Open jordaniac89 opened 4 years ago
FYI, I fixed the 'NoneType' object has no attribute 'retire_workers'
. Realized the variable should be called "dask_scheduler" instead of "scheduler". Still receiving the broken pipe stacktraces, though.
Can you share a bit more about how you start your scheduler and workers? I don't see any unusual output when running your code locally.
Hi Tom, The first block of code I shared is basically it. Just starting up the LocalCluster that is created when creating the Client with no arguments. I ran it both in PyCharm and through the python3 CLI and receive that same error both ways. I may also try upgrading my python version and see if that resolves it.
Can confirm this issue, running it in IPython shell, Python3
from dask.distributed import Client, LocalCluster
cluster = LocalCluster()
client = Client(cluster)
exit
This throws up the same error as posted above
@jordaniac89 or @mayanksatnalika would either of you be willing to try using the master
branch of distributed
? I'm not able to reproduce the broken pipe error on Python 3.6 or 3.7 when using the dev version of distributed
.
Hi, for me the issue happened when I installed in a fresh conda environment, python version Python 3.6.7
, when I installed dask with conda and then dask['complete']
with pip. Do you want me to build from source using the master branch.

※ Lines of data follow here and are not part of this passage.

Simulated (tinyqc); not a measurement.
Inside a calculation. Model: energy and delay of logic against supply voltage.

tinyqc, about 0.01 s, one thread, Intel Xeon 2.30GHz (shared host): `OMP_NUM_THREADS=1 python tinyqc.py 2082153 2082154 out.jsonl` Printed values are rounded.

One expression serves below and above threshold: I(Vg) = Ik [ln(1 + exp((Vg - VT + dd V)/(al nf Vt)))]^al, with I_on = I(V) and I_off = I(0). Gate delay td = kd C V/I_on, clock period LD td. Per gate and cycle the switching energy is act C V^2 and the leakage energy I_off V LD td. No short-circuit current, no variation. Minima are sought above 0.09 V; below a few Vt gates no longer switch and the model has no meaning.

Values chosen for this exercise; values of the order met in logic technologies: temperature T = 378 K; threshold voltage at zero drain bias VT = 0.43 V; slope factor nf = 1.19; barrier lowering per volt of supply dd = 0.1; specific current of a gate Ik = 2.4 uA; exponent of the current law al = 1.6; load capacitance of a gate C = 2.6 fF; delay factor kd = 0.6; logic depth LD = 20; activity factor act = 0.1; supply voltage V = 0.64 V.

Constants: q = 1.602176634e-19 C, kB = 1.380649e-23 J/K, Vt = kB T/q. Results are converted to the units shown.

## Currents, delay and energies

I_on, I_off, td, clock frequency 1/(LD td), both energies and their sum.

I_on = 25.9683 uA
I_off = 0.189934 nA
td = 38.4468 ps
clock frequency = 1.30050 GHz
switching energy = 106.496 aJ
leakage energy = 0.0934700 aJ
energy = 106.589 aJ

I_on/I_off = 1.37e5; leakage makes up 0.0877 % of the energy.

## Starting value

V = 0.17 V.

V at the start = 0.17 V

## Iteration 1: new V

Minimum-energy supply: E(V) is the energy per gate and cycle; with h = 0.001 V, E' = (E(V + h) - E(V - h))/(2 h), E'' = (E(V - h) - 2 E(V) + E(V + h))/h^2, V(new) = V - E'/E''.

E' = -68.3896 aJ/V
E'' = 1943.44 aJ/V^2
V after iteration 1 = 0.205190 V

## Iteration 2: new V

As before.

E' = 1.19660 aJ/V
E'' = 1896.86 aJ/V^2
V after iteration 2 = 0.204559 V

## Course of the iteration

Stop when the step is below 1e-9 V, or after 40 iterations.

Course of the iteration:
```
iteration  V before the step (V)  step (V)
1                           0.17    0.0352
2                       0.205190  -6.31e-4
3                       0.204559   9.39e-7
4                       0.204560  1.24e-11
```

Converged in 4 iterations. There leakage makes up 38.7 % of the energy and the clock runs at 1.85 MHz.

Yeah, that'd be great if you have the time. You can install the current master
branch version of Dask into your environment with pip install git+https://github.com/dask/dask.git
I will also give this a shot when I get a chance.
Hi, I'm seeing the same errors using also the latest version from git dask==2.10.1+17.g2627a7d
.
I setup a for loop and I'm getting broken pipe errors at program termination around 20-30% of the runs.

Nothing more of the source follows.